But, if a Thai user has a keyboard without ASCII characters on
it, and I expect him to communicate with me, I'd better be able
to render an address into Thai.  Yes?

>> Another important inference from this story is almost certainly
>> that a solution that works for "ASCII" and "other language" is,
>> at least in the long term, inadequate.  The same issues exist
>> between "other language 1" and "other language 2", and the
>> virtual business card will need to be many-sided.  And that may
>>...
> For Web sites for a multinational, clearly yes. For email
> addresses, clearly no. If somebody can't type an ASCII
> address, how are they going to send you email you can
> read?

I don't mean to be faceteous here, but, if they wanted to send a
picture, or a musical piece, there really would not be an issue,
would there?  And my examples don't imply that I can't read Thai
(I can't, but...) or go find a translator and bring a diskette
with me, only that, if my email address is only renderable in
ASCII, there may be transmission problems if we are in a world in
which such address-exclusivity is not considered problematic.

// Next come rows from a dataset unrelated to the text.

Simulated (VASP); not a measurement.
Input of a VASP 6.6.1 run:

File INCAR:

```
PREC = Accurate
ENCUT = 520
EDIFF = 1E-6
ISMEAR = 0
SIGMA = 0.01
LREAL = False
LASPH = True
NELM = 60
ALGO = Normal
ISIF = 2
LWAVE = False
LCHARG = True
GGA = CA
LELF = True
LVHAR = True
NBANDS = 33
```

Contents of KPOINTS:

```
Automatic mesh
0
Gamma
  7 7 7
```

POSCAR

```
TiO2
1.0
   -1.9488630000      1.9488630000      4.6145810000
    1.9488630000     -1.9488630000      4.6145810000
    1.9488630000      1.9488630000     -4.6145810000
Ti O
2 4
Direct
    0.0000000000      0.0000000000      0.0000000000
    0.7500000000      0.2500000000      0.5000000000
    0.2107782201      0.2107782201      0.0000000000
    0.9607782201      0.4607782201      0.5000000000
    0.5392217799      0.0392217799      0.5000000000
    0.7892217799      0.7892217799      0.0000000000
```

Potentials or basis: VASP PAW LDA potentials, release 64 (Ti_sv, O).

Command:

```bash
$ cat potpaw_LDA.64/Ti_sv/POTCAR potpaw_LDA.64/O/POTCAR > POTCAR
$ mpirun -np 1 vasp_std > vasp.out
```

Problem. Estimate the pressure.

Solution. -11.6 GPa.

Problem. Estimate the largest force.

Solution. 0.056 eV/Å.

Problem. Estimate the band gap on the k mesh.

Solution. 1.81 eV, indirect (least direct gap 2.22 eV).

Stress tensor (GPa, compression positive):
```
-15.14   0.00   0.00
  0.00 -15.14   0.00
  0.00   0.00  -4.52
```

>> Or we can try to turn it into an ACE-like question, where what
>> goes on the business card is the "native" set of glyphs plus
>> some Latin-based encoding.  I'm not sure, as argued above, that
>> there is a "native" set of glyphs for the general case.  But,
>>...
> People want names, words, whatever you call it, for their
> Web and email addresses. Trying to provide a fallback
> for a business card won't work. And translating or
> transliterating names is not something that can be automated,
> so this has to be solved by double registrations.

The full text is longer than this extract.